Cobalt prices rose in global markets today despite most market participants indicating an export ban on cobalt from the Democratic Republic of Congo (DRC) has not immediately addressed fundamental oversupply issues.
Argus-assessed prices for Chinese-origin cobalt metal rose for the first time since launching last October today as the market absorbed the initial impact of the news.
Prices for Chinese-origin cobalt metal in warehouse Rotterdam surged today to $11-12/lb from $9.50-10.50/lb on 4 March after the DRC's four-month export ban last Monday prompted a flurry of trading activity.
Prices for non-Chinese chemical grade held at $11-12/lb. One bid for a truckload of metal was verified at $11.85/lb, while a small volume deal was also verified outside Argus' range, netting back at $9.90/lb.
Prices for alloy grade metal held at $13.50-14.50/lb, despite 1t verified at $15.50/lb, on more muted trading activity.
Other traders received offers, but no deals. They said no "reasonable offer" was heard, quoting offers for ex-Shanghai metal at $12/lb.
One major mining company is understood to have declared force majeure, according to several market participants, but there was no confirmation by the time Argus went to press.
"They are just one of the companies that had maintained a lot of long-term contracts without much stock, just working stock, so they're probably one of the first to be affected," a trader said.
Distribution of stocks unclear
Despite the activity, some market participants indicated stocks of metal in US and European ports are plentiful and at least one trading company has committed to accumulating metal in anticipation of tighter stocks as time goes on. Traders said cobalt hydroxide stocks were high outside the DRC.
"I'm fairly sure there's probably at least 60,000t of stock outside the DRC, whether it's all unsold or not I don't know," one trader said, while another reported stocks closer to 100,000t.
"I can tell you there's no shortage of cobalt," a third trader said.
The consequent rally in prices is "not driven by fundamentals", they added. "This is the worst decision for everybody: [DRC state-owned body] Gecamines gets no revenue, producers don't know where they stand for four months, and carmakers are looking to take cobalt out of batteries."

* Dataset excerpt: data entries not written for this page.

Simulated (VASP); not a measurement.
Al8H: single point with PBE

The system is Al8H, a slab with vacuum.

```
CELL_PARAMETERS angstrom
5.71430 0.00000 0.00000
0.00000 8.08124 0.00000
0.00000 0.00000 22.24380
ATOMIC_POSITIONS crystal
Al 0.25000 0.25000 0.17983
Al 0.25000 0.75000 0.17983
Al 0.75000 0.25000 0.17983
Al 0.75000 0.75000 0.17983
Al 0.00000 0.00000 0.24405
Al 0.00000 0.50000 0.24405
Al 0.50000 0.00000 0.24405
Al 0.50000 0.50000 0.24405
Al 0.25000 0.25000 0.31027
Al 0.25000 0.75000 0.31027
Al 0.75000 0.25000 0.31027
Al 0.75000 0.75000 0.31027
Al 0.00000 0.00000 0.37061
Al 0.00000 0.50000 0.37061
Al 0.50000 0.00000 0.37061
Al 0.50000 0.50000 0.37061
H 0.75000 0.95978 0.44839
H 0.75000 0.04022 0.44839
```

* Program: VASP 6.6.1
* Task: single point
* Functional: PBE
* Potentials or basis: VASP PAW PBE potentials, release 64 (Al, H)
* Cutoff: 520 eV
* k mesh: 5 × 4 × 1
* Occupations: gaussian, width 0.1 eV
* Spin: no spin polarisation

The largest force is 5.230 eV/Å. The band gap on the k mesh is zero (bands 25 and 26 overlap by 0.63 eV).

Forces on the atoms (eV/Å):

Electric vehicle producers have increasingly looked to replace cobalt given its inherent uncertainty, even ahead of the export ban. Mining uniquely concentrated in the DRC, while refining is focused in China predominantly.
Policy uncertainty looms
Market participants speculated as to whether an export quota may follow the current ban, although a move like that would be unprecedented for the DRC in recent years.
"It's just difficult to plan. Let's say they introduce 70pc quotas afterwards. Should I continue producing today? Anything I produce over the next four months not deemed part of my normal production won't be able to export after four months. You can't make investment decisions on this basis," one said.
The lack of a ban on mined production in the DRC is likely to add pressure to remove export restrictions of any kind, one trader said. The DRC could follow the example of Indonesia which has — according to some reports — put some restrictions on the mining of nickel ore. So far, there has been no official indication of quotas from official government sources, but traders and producers have expressed concerns.
Argus' cobalt assessments in China also rose sharply on 5 March. Prices for metal ex-works China rose to Yn185-205/kg from Yn160-185/kg on 4 March and Yn150-175/kg on 20 February.
And prices for hydroxide cif China, which tends to be less volatile than metal, jumped for the first time since the ban this week to $6.10-6.30/lb from $5.65-5.80/lb on 27 February.